Washington (DC) - With Obama's signing of the American Recovery and Reinvestment Act earlier this week, the new administration appears to be putting its money where its mouth is. Part of this bill contains $7 billion in funding reserved for improving the state of broadband access in the United States -- which has too long been neglected and pushes the U.S. far down the list in terms of global broadband access.
Although $7 billion is a lot of money, it remains to be seen if it's sufficient to fund what many perceive as a basic rebuilding of the nation's broadband infrastructure, something necessary to connect the under-served and rural areas to the Internet's fast lanes. It's easy to dismiss the importance of this bill in light of broader economic uncertainties, but the fact remains that the infrastructure being established by this funding will have a profound effect on our everyday lives mid-term. And most importantly, it could easily be the most important pre-requisite for boosting global competitiveness by the U.S. economy.

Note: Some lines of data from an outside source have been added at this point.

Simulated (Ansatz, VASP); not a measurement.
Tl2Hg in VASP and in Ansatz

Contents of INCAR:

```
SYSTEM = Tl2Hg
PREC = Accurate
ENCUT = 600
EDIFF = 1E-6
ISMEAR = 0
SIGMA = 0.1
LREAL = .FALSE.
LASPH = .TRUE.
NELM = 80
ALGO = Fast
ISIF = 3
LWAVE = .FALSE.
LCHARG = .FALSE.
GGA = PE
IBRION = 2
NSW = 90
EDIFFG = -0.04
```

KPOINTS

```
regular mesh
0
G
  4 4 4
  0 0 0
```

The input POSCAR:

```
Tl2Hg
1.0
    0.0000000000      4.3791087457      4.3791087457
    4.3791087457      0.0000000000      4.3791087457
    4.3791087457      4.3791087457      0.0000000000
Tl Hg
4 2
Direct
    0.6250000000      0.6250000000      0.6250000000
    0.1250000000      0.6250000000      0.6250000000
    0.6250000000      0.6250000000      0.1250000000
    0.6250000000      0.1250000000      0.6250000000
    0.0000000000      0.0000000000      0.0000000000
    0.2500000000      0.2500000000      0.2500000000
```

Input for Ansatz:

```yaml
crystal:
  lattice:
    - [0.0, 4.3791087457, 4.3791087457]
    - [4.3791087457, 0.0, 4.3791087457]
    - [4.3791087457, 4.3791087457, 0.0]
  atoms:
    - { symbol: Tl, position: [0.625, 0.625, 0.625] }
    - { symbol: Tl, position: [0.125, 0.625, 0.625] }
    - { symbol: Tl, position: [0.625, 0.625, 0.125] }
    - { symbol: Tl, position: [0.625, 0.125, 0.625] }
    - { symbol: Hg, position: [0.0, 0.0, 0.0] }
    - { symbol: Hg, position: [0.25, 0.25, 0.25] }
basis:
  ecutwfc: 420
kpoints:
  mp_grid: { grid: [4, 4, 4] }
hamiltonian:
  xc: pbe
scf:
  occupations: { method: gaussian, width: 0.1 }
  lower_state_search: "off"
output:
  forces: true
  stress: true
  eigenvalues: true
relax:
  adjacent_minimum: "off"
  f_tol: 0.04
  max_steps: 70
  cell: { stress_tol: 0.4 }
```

U.S. President Barack Obama has already won sympathies and respect of many technologically-inclined people in this country, be it for his BlackBerry and the implications it has, the roll-out of YouTube new download feature on his official video channel, or the fact that the White House began blogging. Although this is all nice, we still remember the Top 5 technology promises that helped Obama win the election and become the President. It appears one of them could be checked-off as the President signed the American Recovery and Reinvestment Act on Monday.
The President said at the Act's signing:
"Because we know we can't build our economic future on the transportation and information networks of the past, we are remaking the American landscape with the largest new investment in our nation's infrastructure since Eisenhower built an Interstate Highway System in the 1950s."
Distribution of wealth
Of the $7 billion, the National Telecommunications and Information Administration will get $4.7 billion to be distributed via grants aimed at increasing broadband adoption, improving broadband deployment in unserved and under-served areas, bettering access to broadband by public safety agencies. In addition, it will serve to stimulate the economy by creating IT-related jobs. The remaining $2.5 billion will go to the Rural Utilities Service that connects rural Americans to broadband.
An additional $350 million goes toward the Broadband Data Improvement Act for mapping and community initiatives, with a minimum of $250 million for various programs that stimulate broadband adoption, and at least $200 million to expand public computer center capacity in libraries and community colleges.
Last but not the least, the FCC is required to submit a report to Congress detailing how a national broadband plan will ensure broadband access for all Americans. Also, everyone can see how this money is being spent at the newly setup site Recovery.gov. It details federal spending state-by-state with more detailed information available over the coming weeks and months, as the funds start to go out.
Four more tech promises to go
As history has shown, Obama is no stranger to the issues of technology. These played an important part of his overall political platform. During the election, Obama promised to tackle net neutrality; thoroughly review the existing wireless spectrum use; improve privacy by tightening access to health records, battling spam, phishing and malware; he promised to increase the number of H-1B non-immigrant visas needed to recruit foreign guest workers and eliminate tax breaks to the companies which ship domestic jobs overseas; and he promised to improve broadband penetration.
The latter bears particularly important symbolism and practical meaning in this country as we lag far behind in terms of broadband penetration and speeds compared to most parts of the world. A recent CWA study put the United States at #15 on a worldwide scale in terms of broadband speed, far behind the leaders Japan, South Korea and Finland some of which are looking at Gigabit broadband access for all by 2012.
Whereas various organizations have attempted, and failed, to get Congress to come up with an improved telecommunications policy in the past, Obama, from the very onset, insisted on expanding the Universal Service Fund in order to re-build the nation's broadband infrastructure. In this way, the new administration has now secured over $7 billion to rebuild nation's broadband infrastructure.
Too little money, too late?
Although it's easy to point out the political side and recognize this move serves as one important fulfillment of the promises made during Obama's election campaign, it should also have real, far-reaching positive consequences on mid- and long-term competitiveness by U.S. workers and our economy's on a global scale. Speedy and universally available access to broadband Internet is an essential prerequisite for the U.S. economy to move forward and put this country back at the top of the technological map of the world.
Although $7 billion seems like a lot of money to improve the state of the broadband access in this country, it remains to be seen if the amount will even be enough to bring the nation up to date with the rest of the world. The toughest nut to crack, without a doubt, will be bringing broadband access to rural and under-served areas that do not have broadband at all.
Perhaps the miles and miles of dark fiber laid during the late 1990s and early 2000s (the dot com era) can finally be put to use by this funding.